Portugal's Parliament on Tuesday approved unprecedented tax increases despite a broad public outcry and concerns that the latest austerity package will prolong the bailed-out country's recession.
The center-right coalition government used its overall parliamentary majority to pass its 2013 budget. All opposition parties voted against the deficit-reduction measures which will cost most workers the equivalent of at least a month's income next year.
Trade unions and business leaders complain the spending plan doesn't do enough to revive an economy that's headed into a third straight year of recession. Hundreds of people protested against the budget outside the parliament building in Lisbon.
Portugal, like other eurozone countries Greece and Ireland, needed a hefty financial rescue to spare it from bankruptcy. It took a €78 billion ($101 billion) bailout 18 months ago and in return promised to reduce its heavy debt and implement economic reforms.
Portugal's bailout creditors — the other members of the group of 17 European Union countries that use the euro, the European Central Bank and the International Monetary Fund — are keen to avoid Portugal becoming another trouble spot like Greece and have praised the government's strategy.
The government says its hands are tied. The three-year bailout deal locks Portugal into cutting its deficit, otherwise its creditors won't send it money. Portugal has so far received €61 billion of the bailout funds.
Finance Minister Vitor Gaspar, who has described the tax hike as "enormous," told lawmakers the budget is "another determined step toward recovery." It will help restore investor confidence in Portugal, allowing it to return to international credit markets as planned in September 2013, he said.
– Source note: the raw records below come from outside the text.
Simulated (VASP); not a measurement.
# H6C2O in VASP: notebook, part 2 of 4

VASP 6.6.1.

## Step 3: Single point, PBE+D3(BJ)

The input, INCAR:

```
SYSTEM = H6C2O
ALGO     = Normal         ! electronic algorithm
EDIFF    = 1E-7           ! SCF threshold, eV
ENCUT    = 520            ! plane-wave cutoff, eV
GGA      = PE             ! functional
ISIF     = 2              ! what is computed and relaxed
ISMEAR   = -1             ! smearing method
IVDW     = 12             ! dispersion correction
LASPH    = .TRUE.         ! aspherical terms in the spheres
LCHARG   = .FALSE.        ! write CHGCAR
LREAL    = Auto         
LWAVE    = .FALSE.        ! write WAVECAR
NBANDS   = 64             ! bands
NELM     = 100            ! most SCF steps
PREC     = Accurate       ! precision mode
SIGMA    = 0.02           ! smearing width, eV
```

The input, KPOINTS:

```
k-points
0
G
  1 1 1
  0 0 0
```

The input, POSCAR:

The government is aiming to increase income tax revenue by 30 percent next year while enacting spending cuts worth €2.7 billion. The goal is to reduce the budget deficit to 4.5 percent next year, down from a targeted 5 percent this year.
The government predicts an economic contraction of 1 percent in 2013, though the Paris-based Organization for Economic Cooperation and Development estimated Tuesday it will be 1.8 percent. The government forecasts that the jobless rate, currently at 15.7 percent, will climb to a record 16.4 percent next year.
The country's main opposition parties, the second-largest trade union confederation and private sector association initially gave their blessing to the bailout agreement. But that consensus has evaporated amid rising unemployment and hardship, leaving the coalition government isolated.
Antonio Jose Seguro, leader of the main opposition Socialist Party, said the government is leading Portugal to ruin and should ask its creditors for more time to pay its debts as well as lower interest rates. "More austerity doesn't solve our problems, it worsens them," he said.
He said almost 6,000 companies filed for bankruptcy in the first nine months of this year — a 31 percent increase on the same period in 2011 — as austerity choked consumption.
Outside Parliament, protesters jeered and whistled and chanted "Thieves!" Portugal has witnessed two general strikes this year and almost daily street protests, though there has been little violence.
The tax increases are especially hard on Portugal's middle class. Due to the changes, someone earning €41,000 a year, for example, will pay 45 percent income tax from Jan. 1 compared with 35.5 percent now.
Most workers fall into the €7,000-€20,000 annual income bracket. Those people will pay 28.5 percent income tax, up from 24.5 percent.
Previously, the top rate of tax of 46.5 percent was for workers or married couples who together earned over €153,300 a year. That top rate will be lowered to cover single or joint earnings above €80,000, which will be taxed at a rate of 48 percent. That income will also be subject to a special "social solidarity" tax of 2.5 percent. Also, there will be a 3.5 percent surcharge tax on everyone's earnings in 2013.